Base R - match

Author
Published

March 14, 2024

I’ve sort of rediscovered base R’s match() function recently, so I figured I’d add a page here about it.

Per it’s documentation, match “returns a vector of the positions of (first) matches of its first argument in its second.”

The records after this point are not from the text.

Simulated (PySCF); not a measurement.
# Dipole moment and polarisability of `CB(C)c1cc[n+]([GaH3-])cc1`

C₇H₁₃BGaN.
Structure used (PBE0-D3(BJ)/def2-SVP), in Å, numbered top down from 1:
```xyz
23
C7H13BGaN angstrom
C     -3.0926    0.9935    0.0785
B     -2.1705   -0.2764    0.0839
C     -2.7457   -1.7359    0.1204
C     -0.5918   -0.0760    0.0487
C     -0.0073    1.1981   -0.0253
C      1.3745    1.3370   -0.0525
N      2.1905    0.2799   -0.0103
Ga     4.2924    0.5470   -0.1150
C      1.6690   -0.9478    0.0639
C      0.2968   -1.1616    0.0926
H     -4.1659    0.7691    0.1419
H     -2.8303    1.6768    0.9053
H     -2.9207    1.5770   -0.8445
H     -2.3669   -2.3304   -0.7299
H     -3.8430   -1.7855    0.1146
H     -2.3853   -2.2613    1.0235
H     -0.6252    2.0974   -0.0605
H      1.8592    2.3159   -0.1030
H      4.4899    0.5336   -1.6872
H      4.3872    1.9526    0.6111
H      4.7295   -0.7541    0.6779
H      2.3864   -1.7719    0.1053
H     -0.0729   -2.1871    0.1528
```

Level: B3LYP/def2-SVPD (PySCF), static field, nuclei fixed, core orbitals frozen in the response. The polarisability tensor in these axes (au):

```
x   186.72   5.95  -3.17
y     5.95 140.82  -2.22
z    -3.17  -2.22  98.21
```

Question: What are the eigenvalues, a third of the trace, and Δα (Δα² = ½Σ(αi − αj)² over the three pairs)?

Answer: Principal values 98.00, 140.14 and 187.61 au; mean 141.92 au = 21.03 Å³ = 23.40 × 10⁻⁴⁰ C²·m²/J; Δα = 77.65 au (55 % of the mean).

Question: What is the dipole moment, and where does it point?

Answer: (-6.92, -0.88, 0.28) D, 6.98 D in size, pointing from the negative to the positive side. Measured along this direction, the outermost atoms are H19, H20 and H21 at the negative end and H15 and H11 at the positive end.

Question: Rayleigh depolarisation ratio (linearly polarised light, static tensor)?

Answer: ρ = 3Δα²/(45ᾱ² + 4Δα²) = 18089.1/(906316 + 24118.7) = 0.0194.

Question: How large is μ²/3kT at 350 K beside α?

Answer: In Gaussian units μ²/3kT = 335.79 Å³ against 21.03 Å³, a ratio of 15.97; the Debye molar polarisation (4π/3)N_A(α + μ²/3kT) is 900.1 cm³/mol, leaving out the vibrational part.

So let’s illustrate this with the following data:

x <- 1
y <- c(2, 3, 4, 1, 5)

#we expect this to return 4 -- the index of the value 1 in y
match(x, y)
[1] 4

And if x contains multiple elements, it does the same thing for each element:

x <- 1:2

match(x, y) 
[1] 4 1

And if y contains repeats of the same element, we still just get the first match:

y <- c(y, 1) 

match(x, y)
[1] 4 1

The cool thing for me here is what we can use this for replacements.

The following code:

  1. draws x, 100 samples (with replacement) from a uniform distribution 1:10;
  2. determines k, the number of unique values in x;
  3. draws y, which is k samples from LETTERS (a vector containing all capital letters);
  4. creates a new vector, x_replace that replaces each unique value in x with a corresponding value of y. If we truly wanted to replace x, we would just assign this last result to back to x
set.seed(0408)
n <- 100
x <- sample.int(10, size = n, replace = TRUE) 
k <- length(unique(x))
y <- sample(LETTERS, k, replace = FALSE)

x_replace <- y[match(x, unique(x))]

And to show that this does what we think, let’s look at the first 10 values of x:

x[1:10]
 [1] 10  9  9  8  7  1  1  5  5  3

as well as the first 10 values of x_replace:

x_replace[1:10] 
 [1] "S" "W" "W" "L" "K" "U" "U" "E" "E" "C"

and we can see that “S” corresponds to 10, “W” corresponds to 9, “U” corresponds to 1, etc.